Things We Dredged Up

There are still seats available at the Dredge Concert Thursday night. If you have not been lured in by the offer of choral carols or spiked egg nog, I’ll have to pull out the big guns and mention what I have for sale.

The Dredge offering has traditionally followed the pattern of the old Very Merry Bazaar. “What do you have for sale this year?” I’d be asked every year, and every year I would answer, “Art books, cookbooks, books on Chicago, and anything else I think folks will want.”

This plan, elementary though it may be, has served us well. Everybody eats, everybody looks at pictures, and everybody knows what city this is (well, after a few glasses of the egg nog, that might be a bit iffy, but why cavil? It’s cold outside.)

So, among the other offerings, I have a massive history of banking in Illinois, if you’re interested, and a fine book on flower arrangement with a silk cover. There are cookbooks of almost all descriptions (we have not put out the grundgy ones that were too near when the pressure cooker blew its top: we save those for July.)

There will be a collection of unused Christmas cards designed for Fanny Butcher, ranging from the 1930s through the mid-70s (duplicates from the collection upstairs.) I realized I had to put these out when I saw that her Scottie, Duncan, was on many of the cards, and that his name, Duncan, was apparently short for Duncan Disorderly.

There’s a collection of sheet music, most of it 100 years old or better, some of it with covers that are, well, obviously from a previous era. (Why does the attractive young lady on this cover of “Mandy Lane” have to pose in front of cotton bolls, just because she’s African-American? The composer called her Mandy Lane in the first place so that it would rhyme with “fields of sugar cane”. No cotton in the song at all, friend.) I have a collection of Century of Progress snapshots, and some Century of Progress Colortype postcards as well. There will be DVDs and CDs with a holiday bent (some of it bent indeed) and a pair of dolls that look like Amish Cabbage Patch Kids. (I don’t make these things; I just sell ‘em.)

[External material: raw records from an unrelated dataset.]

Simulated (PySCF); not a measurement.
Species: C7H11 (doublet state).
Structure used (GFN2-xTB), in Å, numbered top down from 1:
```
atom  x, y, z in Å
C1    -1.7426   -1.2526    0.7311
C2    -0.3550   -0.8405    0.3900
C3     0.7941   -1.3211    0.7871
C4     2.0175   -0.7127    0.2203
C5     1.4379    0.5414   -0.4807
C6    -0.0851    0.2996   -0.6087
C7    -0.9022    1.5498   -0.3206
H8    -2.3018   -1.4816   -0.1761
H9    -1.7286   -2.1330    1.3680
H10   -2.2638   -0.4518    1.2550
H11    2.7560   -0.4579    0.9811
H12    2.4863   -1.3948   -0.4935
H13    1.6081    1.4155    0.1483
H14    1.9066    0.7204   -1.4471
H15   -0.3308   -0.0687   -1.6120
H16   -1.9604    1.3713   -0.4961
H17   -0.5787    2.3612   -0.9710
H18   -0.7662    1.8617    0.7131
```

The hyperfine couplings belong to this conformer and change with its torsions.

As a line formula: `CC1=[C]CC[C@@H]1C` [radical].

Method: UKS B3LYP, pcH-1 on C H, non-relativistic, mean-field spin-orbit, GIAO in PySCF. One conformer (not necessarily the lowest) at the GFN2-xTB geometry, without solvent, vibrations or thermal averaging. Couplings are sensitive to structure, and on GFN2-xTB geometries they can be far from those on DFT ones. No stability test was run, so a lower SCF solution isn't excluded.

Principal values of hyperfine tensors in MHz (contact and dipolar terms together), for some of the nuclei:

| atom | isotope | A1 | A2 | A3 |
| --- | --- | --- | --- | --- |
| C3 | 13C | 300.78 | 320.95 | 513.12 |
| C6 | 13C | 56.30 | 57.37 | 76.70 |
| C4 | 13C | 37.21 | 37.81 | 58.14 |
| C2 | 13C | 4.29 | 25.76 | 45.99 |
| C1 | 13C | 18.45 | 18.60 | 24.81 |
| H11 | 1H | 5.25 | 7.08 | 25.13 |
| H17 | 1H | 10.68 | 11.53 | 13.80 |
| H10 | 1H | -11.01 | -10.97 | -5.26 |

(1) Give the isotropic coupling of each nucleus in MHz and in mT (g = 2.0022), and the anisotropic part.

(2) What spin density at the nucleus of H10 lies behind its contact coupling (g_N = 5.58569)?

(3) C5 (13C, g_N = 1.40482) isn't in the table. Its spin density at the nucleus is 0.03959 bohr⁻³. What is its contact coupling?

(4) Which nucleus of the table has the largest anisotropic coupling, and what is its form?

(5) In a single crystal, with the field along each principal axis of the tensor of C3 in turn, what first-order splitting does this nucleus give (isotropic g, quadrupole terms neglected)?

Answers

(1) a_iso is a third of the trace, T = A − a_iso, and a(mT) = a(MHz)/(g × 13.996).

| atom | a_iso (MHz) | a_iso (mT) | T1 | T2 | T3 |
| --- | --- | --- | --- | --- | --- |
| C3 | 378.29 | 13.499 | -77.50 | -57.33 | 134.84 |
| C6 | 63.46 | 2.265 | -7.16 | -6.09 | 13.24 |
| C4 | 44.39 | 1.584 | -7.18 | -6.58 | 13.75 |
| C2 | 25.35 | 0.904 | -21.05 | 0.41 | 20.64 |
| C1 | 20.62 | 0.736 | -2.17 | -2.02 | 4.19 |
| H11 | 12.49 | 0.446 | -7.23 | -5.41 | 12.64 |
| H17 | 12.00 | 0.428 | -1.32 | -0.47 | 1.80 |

And if I can figure out how to display it, I will put out the Black Cat Press’s famous Christmas Story, a Yuletide tale of a book collector who scrimps and saves to buy a book he needs for his collection only to have his wife find the money and spend it on CHRISTMAS. It’s a modestly rare little item itself, and runs around $25. The problem is that it measures about one inch by an inch and a half, which presents certain display problems.

Be careful where you set down the glass of egg nog, will you? If this book disappears because it stuck to the bottom of someone’s glass, next year you’re getting nothing but tap water and soda crackers. Salt-FREE soda crackers!